It's so "girly" to need someone. No one wants to feel dependent on anyone else. But is it really needy to miss someone? Aren't needing and wanting someone two different things?
I prefer to think that I'm strong enough not to need anyone. Truthfully, I've gotten to a point where I can do a lot more for (and by) myself than ever before. I'm finally at a point where I would make the decision to live as a single person for the rest of my life, rather than settle for being with someone just for the sake of not being alone. That's real independence.
But that doesn't mean there aren't people I want in my life. That's the whole point of opening up and seeking out new relationships. Sure, it's scary. Certain experiences really make us want to raise that wall, and not let it down. Who wants to risk being hurt?
It's scary to say to someone, "I missed you," or "I'm glad you're around." I, at least, am afraid he won't say it back. I don't want to be rejected, or make him feel bad for not reacting the way I hoped.
In these situations, I think we tend to raise our walls, and act as though we don't really care. We never let the other person how we feel, or give him the chance to let us know the same. The wall did its job - blocked that bad feeling of rejection.
But wait - what if he felt the same way? You had the chance to find out, and now, neither of you will ever know. So the wall blocked that happy feeling, too.
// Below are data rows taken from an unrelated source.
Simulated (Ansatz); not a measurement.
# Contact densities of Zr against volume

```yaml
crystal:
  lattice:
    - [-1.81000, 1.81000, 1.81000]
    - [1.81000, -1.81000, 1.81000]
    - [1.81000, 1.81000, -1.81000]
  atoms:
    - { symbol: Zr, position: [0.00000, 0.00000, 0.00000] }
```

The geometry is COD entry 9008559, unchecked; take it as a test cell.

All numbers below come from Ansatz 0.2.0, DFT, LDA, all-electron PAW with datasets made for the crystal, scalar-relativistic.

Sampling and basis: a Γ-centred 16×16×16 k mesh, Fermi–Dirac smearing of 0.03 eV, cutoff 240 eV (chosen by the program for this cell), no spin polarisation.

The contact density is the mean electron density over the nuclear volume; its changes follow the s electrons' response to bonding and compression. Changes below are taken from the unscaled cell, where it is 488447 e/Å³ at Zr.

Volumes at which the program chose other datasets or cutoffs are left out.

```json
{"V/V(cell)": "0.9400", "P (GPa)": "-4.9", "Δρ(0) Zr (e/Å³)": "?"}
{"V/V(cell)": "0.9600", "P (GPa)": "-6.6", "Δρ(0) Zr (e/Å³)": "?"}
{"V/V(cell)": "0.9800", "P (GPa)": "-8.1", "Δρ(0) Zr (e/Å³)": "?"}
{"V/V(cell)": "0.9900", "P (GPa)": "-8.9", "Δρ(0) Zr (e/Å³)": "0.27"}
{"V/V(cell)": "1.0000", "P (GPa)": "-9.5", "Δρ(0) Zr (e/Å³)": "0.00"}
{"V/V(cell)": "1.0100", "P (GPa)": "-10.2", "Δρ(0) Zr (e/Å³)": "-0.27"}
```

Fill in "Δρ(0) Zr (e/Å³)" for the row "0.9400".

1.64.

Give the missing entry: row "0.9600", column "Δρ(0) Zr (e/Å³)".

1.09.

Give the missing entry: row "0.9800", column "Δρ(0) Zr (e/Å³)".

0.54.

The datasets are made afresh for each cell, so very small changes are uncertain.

Walls don't just block the hurt and loss - they also keep out the good people, and the happiness they bring. That's sad - it may even be sadder than the rejection you were trying to prevent. After all, rejection is temporary. It happens, you feel sad - then you move on. But blocking out your happiness? That might last forever.
Eventually, we have to accept that life is going to hurt sometimes. There are all kinds of lessons - good and bad. They come from experience; from living life on the offensive, instead of letting it catch up to you. Letting people in is the only way to learn.
After all - if you never let anyone in - no one can prove that he wants to stay.